Users wanting to consolidate security services or increase network security may want to take a look at software Novell Inc. will introduce next week.
Novell Modular Authentication Service (NMAS) lets IT managers establish multiple levels of security that go beyond password authentication. NMAS allows digital certificates, tokens, smart cards and biometric devices -- such as fingerprint or retinal scans -- to be authenticated to Novell Directory Services (NDS) before granting access to sensitive data on a network.
Novell today uses a two-process authentication method in which users seeking access to the network enter passwords that are encrypted by an RSA security algorithm.
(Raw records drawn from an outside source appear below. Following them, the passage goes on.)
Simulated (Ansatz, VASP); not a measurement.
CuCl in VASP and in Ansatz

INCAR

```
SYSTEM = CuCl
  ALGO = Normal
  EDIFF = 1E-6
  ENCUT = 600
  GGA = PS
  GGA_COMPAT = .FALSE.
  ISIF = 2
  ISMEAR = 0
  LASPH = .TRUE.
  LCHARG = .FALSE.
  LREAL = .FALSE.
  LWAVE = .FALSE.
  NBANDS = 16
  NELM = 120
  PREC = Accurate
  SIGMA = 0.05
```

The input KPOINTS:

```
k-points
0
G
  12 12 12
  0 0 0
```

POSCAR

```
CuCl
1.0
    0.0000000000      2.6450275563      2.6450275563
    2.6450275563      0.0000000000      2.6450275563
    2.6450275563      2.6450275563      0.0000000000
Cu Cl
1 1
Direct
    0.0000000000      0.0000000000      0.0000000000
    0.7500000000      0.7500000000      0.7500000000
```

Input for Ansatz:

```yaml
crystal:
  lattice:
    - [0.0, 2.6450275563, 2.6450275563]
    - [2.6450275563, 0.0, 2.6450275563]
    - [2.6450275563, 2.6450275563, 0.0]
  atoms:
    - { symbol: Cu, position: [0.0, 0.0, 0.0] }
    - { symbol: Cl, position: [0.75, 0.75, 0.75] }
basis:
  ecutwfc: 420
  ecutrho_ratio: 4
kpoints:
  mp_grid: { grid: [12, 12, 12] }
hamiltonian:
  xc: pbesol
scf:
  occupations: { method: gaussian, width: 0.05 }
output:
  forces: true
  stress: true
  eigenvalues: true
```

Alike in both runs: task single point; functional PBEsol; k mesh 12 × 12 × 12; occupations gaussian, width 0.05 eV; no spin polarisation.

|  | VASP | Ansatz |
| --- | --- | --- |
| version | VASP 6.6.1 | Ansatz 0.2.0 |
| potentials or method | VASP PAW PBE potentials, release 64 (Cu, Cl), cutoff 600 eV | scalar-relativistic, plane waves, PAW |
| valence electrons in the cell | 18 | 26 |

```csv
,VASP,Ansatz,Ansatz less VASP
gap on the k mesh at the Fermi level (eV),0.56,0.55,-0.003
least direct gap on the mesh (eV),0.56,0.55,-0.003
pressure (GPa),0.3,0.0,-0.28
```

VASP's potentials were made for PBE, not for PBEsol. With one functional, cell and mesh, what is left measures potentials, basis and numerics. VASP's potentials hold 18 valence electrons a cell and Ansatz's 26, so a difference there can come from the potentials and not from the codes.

A second process allows authentication to an NDS server. NMAS extends password authentication from a "what you know" scheme to a "what you have" (smart card) or "what you are" (fingerprint or retinal scan) technology.
With NMAS, Novell is one of the first vendors to allow multiple levels of authentication to be combined to afford network access.
For instance, to access supersensitive data, a user may need to enter a password and use a SecurID-generated token. In contrast, Windows 2000 will only allow single-level authentication through passwords, smart cards or biometric devices, according to Microsoft Corp.
Jim Hurley, an analyst with Aberdeen Group in Boston, says users don't want to increase their security alternatives but want to have the flexibility to employ a variety of security mechanisms. Many companies have already installed biometric devices and smart cards for physical access that are separate from the network infrastructure for remote user access.
"User desire for multiple levels of authentication has been unabated for two years," Hurley says.
Mike Zeiman, IT analyst for Dow Chemical Employees' Credit Union in Midland, Michigan, is investigating the use of strong authentication in NDS for his employees and banking customers.
"I continue to see authentication solutions, but they aren't tied to NDS," Zeiman says. "I have applications that are sensitive running on my NetWare and Unix servers. Theoretically, through NMAS and NDS, I could authenticate in various ways to either network."
NMAS configuration is performed via the NDS management utility, ConsoleOne.
NMAS will work with token devices from RSA Security, Active-Card and Vasco Data Security, and biometric devices from Indentix and Saflink, among others.
An NMAS starter pack that allows only a single-method logon will be bundled free with numerous Novell products, including NetWare 5.1.
A separate Corporate Edition, which allows multiple-method logon, will be available this quarter. Novell declined to specify pricing.